School of Leonardo da Vinci, "La Joconde nue" (ca 1514–16), 28.5 x 21 in (© RMN-Grand Palais, domaine de Chantilly; photo by Gérard Blot)

School of Leonardo da Vinci, “La Joconde nue” (ca 1514–16), 28.5 x 21 in (© RMN-Grand Palais, domaine de Chantilly; photo by Gérard Blot)

New analysis suggests that a portrait drawing long attributed to the studio of Leonardo da Vinci may not only have been partly executed by the Renaissance master himself, but may in fact be a study for the Mona Lisa, depicting the same sitter nude.

The drawing, long known as “La Joconde nue” (or “Nude La Gioconda”), is in the collection of the Musée Condé at the Domaine de Chantilly, some 30 miles north of Paris. (A painting based on it, attributed to the school of Leonardo, is in the collection of the Hermitage Museum.) It previously belonged to Henri of Orléans, the Duke of Aumale, who stipulated when he gave his collection to the French state that it must remain on his estate, which it has since 1862. However, Le Figaro reported that for the past month it has been in the sub-basement of the Louvre for analysis by the Center of Research and Restoration of the Museums of France in preparation for its inclusion in a major Leonardo exhibition in 2019 (the 500th anniversary of the artist’s death).

Analysts have concluded that at least part of the drawing may have been executed by Leonardo himself. Indeed, when the Duke of Aumale purchased the piece in the 19th century, it was attributed to Leonardo. That attribution didn’t stand for long; it was subsequently believed to have been executed by one of Leonardo’s assistants, while some thought it might be an erotic variation of his Mona Lisa executed in the 17th or 18th century, according to Le Figaro.

“The drawing has a quality in the way the face and hands are rendered that is truly remarkable,” Mathieu Deldicque, a curator at the Musée Condé, told the AFP. “It is not a pale copy. We are looking at something that was worked on in parallel with the Mona Lisa at the end of Leonardo’s life. … It is almost certainly a preparatory work for an oil painting.” The “Nude La Gioconda” has been dated to between 1514 and 1516, while the Mona Lisa has been dated to sometime between 1503 and 1519, the year of Leonardo’s death.

Evidence cited by Deldicque to support an at least partial attribution of the drawing to Leonardo and its use as a preparatory sketch for the Mona Lisa include the nearly identical positions of the sitter’s hands in each piece, and the small holes surrounding the figure in the drawing, suggesting that it may have been used to transfer the outline of the image to another surface and perhaps served as the basis for a painting.

Improbably, this is not the only bit of news this week involving Leonardo’s beguiling portrait and a nude woman.

On Sunday, the performance artist Deborah de Robertis — famous for replicating Gustave Courbet’s “The Origin of the World” in front of the painting itself — was arrested at the Louvre for pulling a similar stunt in front of the Mona Lisa.

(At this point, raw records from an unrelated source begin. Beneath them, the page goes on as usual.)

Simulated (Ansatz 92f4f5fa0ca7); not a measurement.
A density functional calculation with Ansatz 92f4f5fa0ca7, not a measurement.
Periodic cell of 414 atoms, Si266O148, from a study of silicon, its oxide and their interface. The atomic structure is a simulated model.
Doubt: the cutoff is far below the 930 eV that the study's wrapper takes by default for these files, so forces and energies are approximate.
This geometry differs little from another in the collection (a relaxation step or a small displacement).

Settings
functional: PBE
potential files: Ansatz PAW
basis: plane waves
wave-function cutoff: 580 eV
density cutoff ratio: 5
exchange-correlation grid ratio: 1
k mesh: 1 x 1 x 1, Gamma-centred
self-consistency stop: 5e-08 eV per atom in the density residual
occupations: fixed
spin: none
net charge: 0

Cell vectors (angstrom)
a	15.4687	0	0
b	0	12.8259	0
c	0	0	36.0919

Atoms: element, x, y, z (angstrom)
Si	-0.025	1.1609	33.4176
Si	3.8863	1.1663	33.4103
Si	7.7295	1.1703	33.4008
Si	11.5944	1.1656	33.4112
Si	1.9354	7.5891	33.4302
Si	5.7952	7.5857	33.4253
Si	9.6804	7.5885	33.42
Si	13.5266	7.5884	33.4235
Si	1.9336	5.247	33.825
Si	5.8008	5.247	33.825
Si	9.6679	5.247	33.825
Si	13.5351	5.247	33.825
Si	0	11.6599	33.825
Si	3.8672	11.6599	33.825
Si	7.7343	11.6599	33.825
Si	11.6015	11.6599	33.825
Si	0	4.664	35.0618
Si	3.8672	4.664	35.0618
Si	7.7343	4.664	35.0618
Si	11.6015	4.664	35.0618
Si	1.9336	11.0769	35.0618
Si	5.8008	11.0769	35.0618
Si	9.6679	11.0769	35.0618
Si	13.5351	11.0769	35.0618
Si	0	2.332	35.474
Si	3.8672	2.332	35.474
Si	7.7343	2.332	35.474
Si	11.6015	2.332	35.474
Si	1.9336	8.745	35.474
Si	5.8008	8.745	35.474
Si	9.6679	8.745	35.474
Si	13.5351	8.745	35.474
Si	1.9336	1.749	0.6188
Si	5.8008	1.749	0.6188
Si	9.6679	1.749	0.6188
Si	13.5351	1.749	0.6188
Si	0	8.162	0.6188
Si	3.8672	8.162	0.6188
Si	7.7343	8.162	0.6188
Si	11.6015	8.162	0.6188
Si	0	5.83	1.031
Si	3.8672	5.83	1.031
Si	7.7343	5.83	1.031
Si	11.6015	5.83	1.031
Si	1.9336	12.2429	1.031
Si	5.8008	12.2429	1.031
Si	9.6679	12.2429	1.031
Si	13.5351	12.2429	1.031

According to reports, the artist, naked from the waist down, climbed onto the large shelf in front of Leonardo’s painting, spread her legs and yelled: “Mona Lisa, my pussy, my copyright!” It was not her first time staging an unsanctioned performance in front of the Mona Lisa. She subsequently said that the provocative performance was an homage to the Austrian conceptual artist Valie Export. De Robertis is now facing charges of exhibitionism.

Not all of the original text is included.